Sharp rise in classroom homophobia
South Africa’s schools are a hostile environment for lesbian, gay, bisexual, transsexual and intersex pupils, said gender activists this week. Because these LGBTI pupils do not conform to prescribed male and female gender roles, they get assaulted and bullied. A fifth have attempted suicide and a fifth have been raped or sexually assaulted, according to research.
Anele* and Stacey* told their teacher that they were not comfortable wearing their school clothes. As in most schools, they had to wear the skirts prescribed for girls. They wanted to wear non-gendered clothing.
The teacher mentioned this to another teacher, who then told Anele to “pull down your pants so I can see what’s behind there”. Stacey was hit on the back of the head by another teacher. “Now go and call your lawyers. Let them put up a shack for you and teach you there,” they said.
Anecdotes like this have been collected by the Sexual Orientation and Gender Identity Network, and reflect the daily reality for LGBTI pupils, the organisation said.
The community is marginalised and its problems are overlooked, and there has been a “sharp increase” in bullying, said the network. Pupils therefore have to suffer in silence.
Events such as Women’s Month need to be extended to include debates about “queer youth, to whom educational institutions have become a hostile environment”, the organisation said this week.
Gabriel Hoosain Khan, from the Gay and Lesbian Memory in Action centre in Johannesburg, said although South Africa’s laws have changed and are progressive, basic sexual differentiation is still an intrinsic part of the system. Pupils who do not conform are therefore left out. “A student in our education system is forced by the system to fit into one of two gender categories.”
The entire schooling experience is segregated, from curriculum to sports and uniforms, he said. “Pupils who do not conform stick out, making them a target for abuse.”
A study in 2006 by the centre found that 20% of gay, lesbian and bisexual teenagers had been raped or assaulted in their lives. The same percentage had attempted suicide and a third had thought about committing suicide, it said.

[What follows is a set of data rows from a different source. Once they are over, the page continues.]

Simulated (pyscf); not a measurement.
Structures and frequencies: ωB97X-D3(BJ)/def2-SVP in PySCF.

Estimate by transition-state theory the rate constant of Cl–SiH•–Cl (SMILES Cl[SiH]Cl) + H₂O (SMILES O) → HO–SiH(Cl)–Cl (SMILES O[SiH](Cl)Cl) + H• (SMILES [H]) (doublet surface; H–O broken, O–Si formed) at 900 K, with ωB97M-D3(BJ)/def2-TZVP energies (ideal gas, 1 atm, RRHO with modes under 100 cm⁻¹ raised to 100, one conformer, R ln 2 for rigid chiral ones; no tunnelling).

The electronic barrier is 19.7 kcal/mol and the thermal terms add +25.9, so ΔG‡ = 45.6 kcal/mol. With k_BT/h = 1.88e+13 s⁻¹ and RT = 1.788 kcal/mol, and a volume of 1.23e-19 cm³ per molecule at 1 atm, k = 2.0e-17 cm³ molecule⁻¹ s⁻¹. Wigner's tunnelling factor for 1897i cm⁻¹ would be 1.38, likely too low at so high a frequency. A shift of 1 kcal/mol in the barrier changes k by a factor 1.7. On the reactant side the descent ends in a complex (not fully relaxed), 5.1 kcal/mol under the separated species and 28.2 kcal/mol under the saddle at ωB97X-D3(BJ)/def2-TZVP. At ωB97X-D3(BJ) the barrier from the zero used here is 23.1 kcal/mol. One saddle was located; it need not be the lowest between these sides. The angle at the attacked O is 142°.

Unisa’s Centre for Applied Psychology conducted similar research in 2012 and found that “the victimisation of LGBTI learners is widespread”. Two-thirds of the bullying came at the hands of fellow pupils, 22% from teachers and 9% from headmasters. This was a reflection of society’s attitude towards the LGBTI community, it said.
“Despite having one of the most progressive constitutions in terms of equality and human dignity for all, the social climate in South Africa is still largely homophobic,” the research noted.
In Limpopo, a headmaster told pupils in 2010 to follow Mpho* to the toilets to “check” her genitals. This was after she refused to wear a gender-specific uniform. This year seven lesbian pupils were suspended in Tembisa, with the deputy principal allegedly saying their desire to wear trousers instead of skirts was “satanic”.
Also this year, in Pretoria, a transgender pupil tried to commit suicide after other pupils threatened to sexually abuse and undress the pupil at school.
Newspaper reports at the time said the pupil left a suicide note saying: “I feel so small. I just want to die and get over this.”
Things are getting worse, which is why the alarm needs to be sounded, said Busisiwe Deyi of Gender DynamiX in Cape Town. Pupils arrive at school with the baggage of what their peers and parents have told them about people who are not seen to conform, she said.
Deyi said that pupils from the LGBTI community face an onslaught that reflects the abuse the community faces in society at large. The country may offer them legislative protection but it is not enacted, she said.
First legal framework
In 1996 South Africa became the first country in the world to provide a legal framework that constitutionally protects the LGBTI community from discrimination and human rights abuses. Several court cases since then have continued the precedent.
The Bill of Rights places the onus on the state to protect these rights. This came after decades of banning under the apartheid regime and its Immorality Act of 1927. In the 1960s, it went to such extremes as to criminalise any “male person who commits with another male person at a party any act which is calculated to stimulate sexual passion or give sexual gratification”.
But a 2012 report by the South African Human Rights Commission said the violence faced by the LGBTI community is exacerbated by government inaction.
The state needs to implement “laws that provide pupils with explicit protection from discrimination”, the report said. It also found “increased reports of violence” targeted at the community.
The extreme end of this violence has been seen in so-called “corrective rapes”, where a person is raped in the belief that this will make them conform to heterosexual norms.
As a result of several high-profile cases, the department of justice set up a task team to investigate the perceived increase in violence against the LGBTI community. It found that LGBTI people were “often targets of physical violence, labour discrimination and derogatory or threatening speech”.
‘Deeply entrenched homophobia’
Public services are failing the community and are guilty of “deprioritisation, marginalisation, exclusion and targeted victimisation” of LGBTI people, the report said. The commission has established a team to investigate hate crimes, and started circulating pamphlets to help people to understand more about the LGBTI community.
Nthabiseng Mokoena of Transgender and Intersex Africa said bullying results in many pupils dropping out of school. The organisation’s research found that 32% of LGBTI pupils do not have a matric certificate because they face “deeply entrenched homophobia and transphobia”.
This means they are further ostracised and are forced to be dependent on the state throughout their lives, she said. “The one place where pupils should be safe and gain an education has become a nightmare.”